New York, March 3, 2008—The Committee to Protect Journalists is deeply concerned by the one-year jail sentence handed down in absentia to an Iranian-American journalist working for U.S.-backed Radio Farda by a Revolutionary Court on Saturday.
Tehran’s 13th Revolutionary Court convicted Parnaz Azima of disseminating propaganda against the Islamic Republic by working for Radio Farda, according to a statement issued by Radio Free Europe/Radio Liberty. Radio Farda, which broadcasts from Prague, Czech Republic, is jointly run by the U.S. government-funded Radio Free Europe/Radio Liberty (RFE/RL) and Voice of America.
Her lawyer, Mohammad-Hossein Aghasi, has 20 days to appeal the conviction, according to a statement from RFE/RL.
“This is yet another example of the Iranian authorities’ continued crackdown on its critics,” CPJ Executive Director Joel Simon said. “We call on the appeals court to overturn Parnaz Azima’s conviction.”
In late January 2007, authorities confiscated Azima’s passport upon her arrival at Tehran’s airport on a trip to see her ailing mother. By May, the Special Security Bureau of the Revolutionary Court’s public prosecutor’s office had charged her with several offences, including spreading propaganda, according to RFE/RL. Officials ordered Azima to post US$550,000 in bail, which the journalist paid by putting up her mother’s Tehran home as collateral.
Authorities unexpectedly returned Azima’s passport in early September 2007, allowing her to leave Iran later that month, according to RFE/RL. Since then she has been in Prague and did not attend her trial. If she loses her appeal, she must choose between losing her elderly mother’s home and returning to serve her sentence. CPJ was unable to reach Azima for comment.
Azima has worked at Radio Farda since 1998, reporting on Iranian affairs and covering sensitive topics such as the 1998 killings of dissidents and intellectuals in which Iranian authorities were implicated. Azima’s passport was confiscated once before, during a 2006 trip to Iran during which she was interrogated and asked to “cooperate” with Iranian officials, according to her lawyer.
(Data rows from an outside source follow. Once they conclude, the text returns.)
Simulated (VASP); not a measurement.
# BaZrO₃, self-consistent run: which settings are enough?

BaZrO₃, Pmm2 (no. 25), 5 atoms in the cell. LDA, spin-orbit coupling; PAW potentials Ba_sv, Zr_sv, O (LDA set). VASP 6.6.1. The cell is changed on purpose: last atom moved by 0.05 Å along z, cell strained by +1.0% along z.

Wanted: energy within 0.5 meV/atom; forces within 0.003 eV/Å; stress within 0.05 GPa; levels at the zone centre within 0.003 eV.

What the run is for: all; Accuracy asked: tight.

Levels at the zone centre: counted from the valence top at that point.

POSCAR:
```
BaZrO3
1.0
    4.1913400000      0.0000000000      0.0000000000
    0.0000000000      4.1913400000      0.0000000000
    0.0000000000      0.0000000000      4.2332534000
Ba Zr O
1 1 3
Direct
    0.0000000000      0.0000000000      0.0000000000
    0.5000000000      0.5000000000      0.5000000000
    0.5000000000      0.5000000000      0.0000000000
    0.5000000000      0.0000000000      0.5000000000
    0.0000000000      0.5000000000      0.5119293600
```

RFE/RL President Jeffrey Gedmin said in the statement that “there is a clear trend of targeting and harassing employees of Radio Farda, and I am concerned about where this is heading.”
Authorities have harassed several other employees or sources reporting for Radio Farda over the last year. One source was given a six-month jail sentence for speaking with the station.